If these things are being manually edited, you tend to find places where there are inconsistencies which people have never realized. You know, you have a big open API spec or something, and you’re like “Okay, I’ll write a rule against that”, and it’s like “Oh, here’s an inconsistency. Okay, right. Game on.”

Yeah.

But it erased that kind of issue.

One of CUE’s strengths, to my mind, is there’s CUE the language, there’s the cue command, much like there is the go command that complements the Go language as well… And much like Go, who’s got a standard library, CUE has a standard library as well, which enables you to write tools that use CUE.

One of the great powers of the CUE command itself, which is the parallel of the Go command and the CUE APIs, is that you can almost seamlessly translate between these data formats as well, whether it be JSON, YAML, JSON Schema. So this is, again, a strength that I like is - as Roger was saying, you can find yourself in a situation where you’re working with some JSON, or working with some YAML, or working with some protobuf, with just any different formats of either data or schema, and CUE enables you to actually translate between those, and effectively define conveniently a sort of source of truth for “Okay, here is my schema” or “I want this to be defined in JSON Schema, for example; because actually there’s a pre-existing schema, so let me work with that.” But instead, I want to write some extra validation in CUE over here, and the ability to combine those things is super-powerful so I end up just doing a lot of hacking using the CUE command itself to, as Roger suggested, just validate data in the first instance, against various schema sources.

Marcel van Lohuizen

Yeah, one other use case that has grown quite big actually is Istio. They’re using CUE to generate their OpenAPI from their protobufs. So they’re reading the protobufs, convert it to CUE… There’s a few reasons why you wanna do this extra step, going from proto to CUE to OpenAPI. First of all, the mappings are not that trivial; I sometimes get a bug report for CUE, like “Oh, this mapping is really weird.” It’s completely blew up from what protobuf is to OpenAPI… But that’s actually because the meaning is slightly different between the two, and CUE captures that correctly… So sometimes you just do get weird outputs, but that’s basically because it’s correct.

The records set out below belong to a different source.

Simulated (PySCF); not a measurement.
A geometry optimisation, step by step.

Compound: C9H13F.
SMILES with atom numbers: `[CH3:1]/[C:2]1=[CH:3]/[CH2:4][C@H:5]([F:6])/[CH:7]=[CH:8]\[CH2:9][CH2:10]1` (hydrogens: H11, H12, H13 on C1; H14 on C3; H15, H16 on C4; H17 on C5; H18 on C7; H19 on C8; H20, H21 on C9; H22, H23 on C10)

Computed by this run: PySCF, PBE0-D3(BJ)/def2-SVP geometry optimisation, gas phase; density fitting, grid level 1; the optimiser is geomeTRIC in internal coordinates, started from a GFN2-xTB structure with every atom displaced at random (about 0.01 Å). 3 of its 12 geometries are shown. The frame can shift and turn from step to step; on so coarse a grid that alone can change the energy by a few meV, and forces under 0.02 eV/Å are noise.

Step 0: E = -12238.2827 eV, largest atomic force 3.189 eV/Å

The other thing is – so this is where the composability comes in. Protobuf isn’t very expressive; you just have basic types… And there are some extensions to protobufs where you can have expressions that validate a field, very much like JSON Schema, but if you wanna have cross-type validation, or more complicated validation - it’s hard to do. So even if you have such a pipeline, because CUE is composable, you can throw in any additional kind of schema on top of it and it will just combine it in the end result… So unlike with inheritance, where you have to specify the layering and specify in which order you would apply. And also, the semantics is always a little bit shady. Like, okay, you apply the order, but is that really what you mean? And every different ordering means something different, and which one is the correct one… So that issue is completely gone in CUE, because the order doesn’t matter, basically.

[15:56] Which is amazing for a programming language. That way, you can put two things together in either order, any order; it doesn’t make a difference. It leads to a real sense of kind of – it feels reliable; it feels like “This says this, and it’s true. No one can take this away from me.”

Yeah. It’s interesting, this idea that it has a standard library… Because in my head, a validation thing – I mean, regex strings make sense, for sure; even number ranges, to say “This has to be a number between these values.” But what else? I mean, if it has a standard library for things like changing strings, and modifying things, what does it look like? How do you actually tell it that?

Marcel van Lohuizen

I think what Paul was referring to was more the levers that you can use to use CUE in other applications. For example, there’s a loader, very much like in Go, but there’s also a workflow package, which allows you to basically have a test graph defined in CUE, and it automatically analyzes dependencies, and you can use that for data-driven workflow definitions, for example. So there’s a set of framework packages that you can use to build on top of CUE and create whatever you want, in a sort of standardized way. But there is a standard library, but of course, that’s very constrained by it having to be hermetic. We don’t want things to be modified… But there are useful things, like you wanna be able to operate with time types, and other kinds of things; some network IP addresses, and stuff like that. So in a little bit more convenient way than having to code that in CUE itself.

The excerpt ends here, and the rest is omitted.